More From the Brass Section

Trombones and Trumpets sound off Nov. 10, 12 and Dec. 3; the whole Wind Ensemble performs Nov. 24.

                                                                                                                                             Photos by Candace Kaw | CoTA

By Barbara Melendez

USF News

TAMPA, Fla. (Nov. 7, 2013) – If you missed the USF Tuba-Euphonium Ensemble last weekend there are still three more chances to be blown away by USF’s brass performers. Two USF Trombone Day performances take place Nov. 10 and one USF Trumpet Day concert Nov. 12. A second chance to hear the USF Trombone Ensembles comes Dec. 3, all in Barness Recital Hall. And all the brass wind instruments can be heard Nov. 24.

The trombones get the spotlight Nov. 10 and again Dec. 3. Now in its fourth year, this annual finale trombone concert will feature the USF Trombone Octet, USF Trombone Band with soloist Jerald Shynett, visiting from the University of North Carolina Wilmington, as well as other USF Trombone Ensembles.

The day is dedicated to former USF Trombone Professor Don Kneeburg. Following an afternoon group warm-up with Trombone Professor Tom Brantley, there will be a trombone master class on all styles of trombone, classical and jazz, with Shynett, who is a USF alumnus. He performs at 4 p.m. on a program that also features the USF Trombone Studio 2013/2014. They will perform the works of Bach, Beethoven, along with classic and modern Jazz works. Shynett will be featured with the USF Bone Band One performing some of his original works and arrangements.

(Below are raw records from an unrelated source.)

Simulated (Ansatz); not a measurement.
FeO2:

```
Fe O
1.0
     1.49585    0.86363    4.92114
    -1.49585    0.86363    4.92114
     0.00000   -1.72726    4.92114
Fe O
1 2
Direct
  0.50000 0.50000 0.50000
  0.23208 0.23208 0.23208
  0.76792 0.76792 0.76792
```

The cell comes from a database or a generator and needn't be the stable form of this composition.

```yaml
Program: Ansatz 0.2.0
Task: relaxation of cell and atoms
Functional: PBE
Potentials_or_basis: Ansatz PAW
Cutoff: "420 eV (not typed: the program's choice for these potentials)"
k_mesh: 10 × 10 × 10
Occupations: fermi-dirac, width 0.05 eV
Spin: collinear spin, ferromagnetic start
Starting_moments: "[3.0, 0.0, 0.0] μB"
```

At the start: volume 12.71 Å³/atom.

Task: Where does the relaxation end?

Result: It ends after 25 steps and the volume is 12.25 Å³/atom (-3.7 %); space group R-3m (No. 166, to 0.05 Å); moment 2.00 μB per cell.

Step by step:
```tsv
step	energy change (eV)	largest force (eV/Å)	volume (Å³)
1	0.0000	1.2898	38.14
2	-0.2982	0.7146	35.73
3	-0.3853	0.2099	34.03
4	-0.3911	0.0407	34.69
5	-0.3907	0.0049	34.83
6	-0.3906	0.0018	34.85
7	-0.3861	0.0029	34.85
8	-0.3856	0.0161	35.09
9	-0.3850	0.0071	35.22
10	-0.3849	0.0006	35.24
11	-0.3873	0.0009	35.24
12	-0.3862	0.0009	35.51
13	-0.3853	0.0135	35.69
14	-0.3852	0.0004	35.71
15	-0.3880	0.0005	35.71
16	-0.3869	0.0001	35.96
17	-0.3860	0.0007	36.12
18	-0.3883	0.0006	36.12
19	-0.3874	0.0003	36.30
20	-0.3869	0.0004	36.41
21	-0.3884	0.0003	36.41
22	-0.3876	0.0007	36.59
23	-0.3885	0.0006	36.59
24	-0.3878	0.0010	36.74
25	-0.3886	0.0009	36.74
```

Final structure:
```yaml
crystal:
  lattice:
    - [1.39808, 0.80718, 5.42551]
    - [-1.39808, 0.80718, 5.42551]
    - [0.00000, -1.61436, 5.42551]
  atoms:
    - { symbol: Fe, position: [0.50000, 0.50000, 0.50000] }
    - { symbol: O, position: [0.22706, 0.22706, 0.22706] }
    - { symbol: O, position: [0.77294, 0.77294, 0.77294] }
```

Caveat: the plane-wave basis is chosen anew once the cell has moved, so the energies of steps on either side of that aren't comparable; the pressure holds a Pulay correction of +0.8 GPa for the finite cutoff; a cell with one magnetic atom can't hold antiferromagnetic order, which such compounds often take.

Trumpets take their turn on Trumpet Day from 8:30 a.m. to 4:30 p.m. Trumpet Professor Jay Coble leads a group warm-up in the morning, followed by a rehearsal and concerts. Coble will give a class demonstrating different trumpets. The USF Trumpet Studio will present a recital of trumpet ensemble music at 12:30 p.m., premiering a piece written especially for the event. The guest artist this year is Dr. Karl Sievers from Oklahoma University who will present the concluding concert at 3:30 p.m.

Also part of the day is an exhibition where visitors can browse through booths set up by Terry Warburton from Terry Warburton Music Products, Fred Powell from Fred Powell Signature Trumpets, Bill Prang from Husonics, Sam Ash Music Stores, Steve Bochus from Woodwind and Brasswind, and Yamaha. Bochus will conduct master classes with high school and USF students and there will be demonstrations of mouthpieces by Warburton at 2 p.m. Powell will give a lecture on the trumpet-making process at 2:45.

“Both of these men are among the best at their craft,” said Coble. “The concerts will include a recital by the USF trumpet studio which will feature the mass trumpet ensemble that rehearsed earlier in the day. The culminating event will be a recital by Dr. Sievers which will also feature USF oboe professor Amy Collins and me,” he said.

For more information about Trumpet Day, contact Jay Coble at or

The USF Wind Ensemble, utilizing these three instruments and more, presents “How Do You Get to Carnegie Hall? Opus 2: A Very Special Concert,” Nov. 24 in the School of Music Concert Hall. The Ensemble was invited to perform in Carnegie Hall next March. This celebration concert also highlights the centennial of the births of three American composers, Morton Gould, Benjamin Britten and Norman Dello Joio and will feature works arranged by USF alumnus Joseph Kreines.

For tickets contact the box office at or (813) 974-2323. Student and senior discounts are available and prices range from $5 to $12. The number for more information is (813) 974-2301.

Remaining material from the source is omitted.